Loop Over All Attributes

string pt_attrs[] = detailintrinsic(1,'pointattributes');
foreach( string pt_attr; pt_attrs ) {
    if( pt_attr ~= 'attr_name*' ) {
        setpointgroup(0, pt_attr, @ptnum, 1);
    }
}

Remove Faces Across Bounding Box

if( relbbox(0,@P).x < rand(@primnum) )
    removeprim(0,@primnum,1);

Torus Knot

float u = float(@ptnum)/(@numpt-1);
u += @Time/10.0;
u %= 1.0;
u *= PI * 2;
float r = 2.0;
float q = 2;
float p = 3;
f@u = u;
@P.x += cos(u*q) * (cos(u*p)+r);
@P.y += sin(u*q) * (cos(u*p)+r);
@P.z += sin(u*p);

Make a Quad

int prim = addprim(0,'poly');
addvertex(0,prim,addpoint(0,set(0,0,0)) );
addvertex(0,prim,addpoint(0,set(1,0,0)) );
addvertex(0,prim,addpoint(0,set(1,0,1)) );
addvertex(0,prim,addpoint(0,set(0,0,1)) );

Make a Grid

for(int i = 0; i<8; i++)    {
    for(int j = 0; j<8; j++)    {
        int prim = addprim(0,'poly');
        addvertex(0,prim,addpoint(0,set(i,0,j)) );
        addvertex(0,prim,addpoint(0,set(i+1,0,j)) );
        addvertex(0,prim,addpoint(0,set(i+1,0,j+1)) );
        addvertex(0,prim,addpoint(0,set(i,0,j+1)) );
    }
}

Make a Circle

vex make circle.gif

This example shows how you can generate a circle or N sided polygon using a for loop, sin and cos.

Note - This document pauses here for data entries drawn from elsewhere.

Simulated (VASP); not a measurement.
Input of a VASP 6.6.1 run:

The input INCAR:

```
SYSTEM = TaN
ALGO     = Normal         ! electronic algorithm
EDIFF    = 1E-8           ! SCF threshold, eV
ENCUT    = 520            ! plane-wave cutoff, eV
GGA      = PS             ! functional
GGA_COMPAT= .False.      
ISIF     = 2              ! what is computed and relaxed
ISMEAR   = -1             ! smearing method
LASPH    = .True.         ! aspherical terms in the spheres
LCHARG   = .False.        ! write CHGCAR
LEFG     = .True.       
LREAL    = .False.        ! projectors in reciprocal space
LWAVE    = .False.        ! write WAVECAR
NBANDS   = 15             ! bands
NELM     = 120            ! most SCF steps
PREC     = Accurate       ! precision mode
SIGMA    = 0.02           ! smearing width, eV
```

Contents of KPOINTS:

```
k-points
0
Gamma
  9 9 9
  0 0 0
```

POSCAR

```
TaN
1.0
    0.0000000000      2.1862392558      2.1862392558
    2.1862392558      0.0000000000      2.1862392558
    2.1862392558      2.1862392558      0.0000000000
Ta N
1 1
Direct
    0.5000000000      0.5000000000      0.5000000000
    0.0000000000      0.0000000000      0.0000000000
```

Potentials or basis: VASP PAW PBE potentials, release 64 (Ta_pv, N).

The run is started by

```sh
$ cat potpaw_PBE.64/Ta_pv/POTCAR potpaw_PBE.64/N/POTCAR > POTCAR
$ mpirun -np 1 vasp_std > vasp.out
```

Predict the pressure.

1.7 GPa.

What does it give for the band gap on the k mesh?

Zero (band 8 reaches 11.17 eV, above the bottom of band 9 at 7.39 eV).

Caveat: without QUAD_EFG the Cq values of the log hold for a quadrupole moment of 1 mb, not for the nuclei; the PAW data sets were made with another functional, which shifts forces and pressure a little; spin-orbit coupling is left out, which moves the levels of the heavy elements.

Run the code in detail mode with an attribute wrangle.

This is essentially the same idea as the circle node but hopefully a beneficial example to see how this type of geometry is generated via VEX.

vex_make_circle_001.hiplc

int prim = addprim(0,'poly');
int seg = chi('segments');
for( int i = 0; i<seg; i++ )  {
    float u = float(i)/seg * 2*PI;
    addvertex(0, prim, addpoint(0, set(sin(u),0,cos(u))) );
}

Groups to Attribute

From zybrand

//convert numbered groups to a numbered attribute
string groups[] = detailintrinsic(0, "primitivegroups");
int prim = @primnum;
string elemnum;

foreach(string i; groups)
{
    //if the current primitive is in group i
    if(inprimgroup(0,i,prim) == 1)
    {
        elemnum = re_find(r"\d{3,6}",i);
    }
}
s@number = elemnum;


Looping Curl Noise

2022 12 11 looping curl noise.gif


It's possible to achieve seamless looping animation from curl noise by blending between two noises.

In this example one noise function is evaluated at the current time, and a second noise function is evaluated at the time shifted back by the desired loop duration.

The result of these two noise functions are blended from one to the other over the duration.




vex_looping_noises.hiplc

// Position x Frequency
vector p = @P*0.5;
// Speed
float s = 0.5;
// Loop Length (in seconds)
float l = 5;
// Time % duration
float t = (@Time%l);
// Blending
vector v0 = curlgxnoise(p + set(0,0,0,t*s));
vector v1 = curlgxnoise(p + set(0,0,0,(t-l)*s));
@P += lerp(v0,v1,frac(@Time/l)) * 0.35;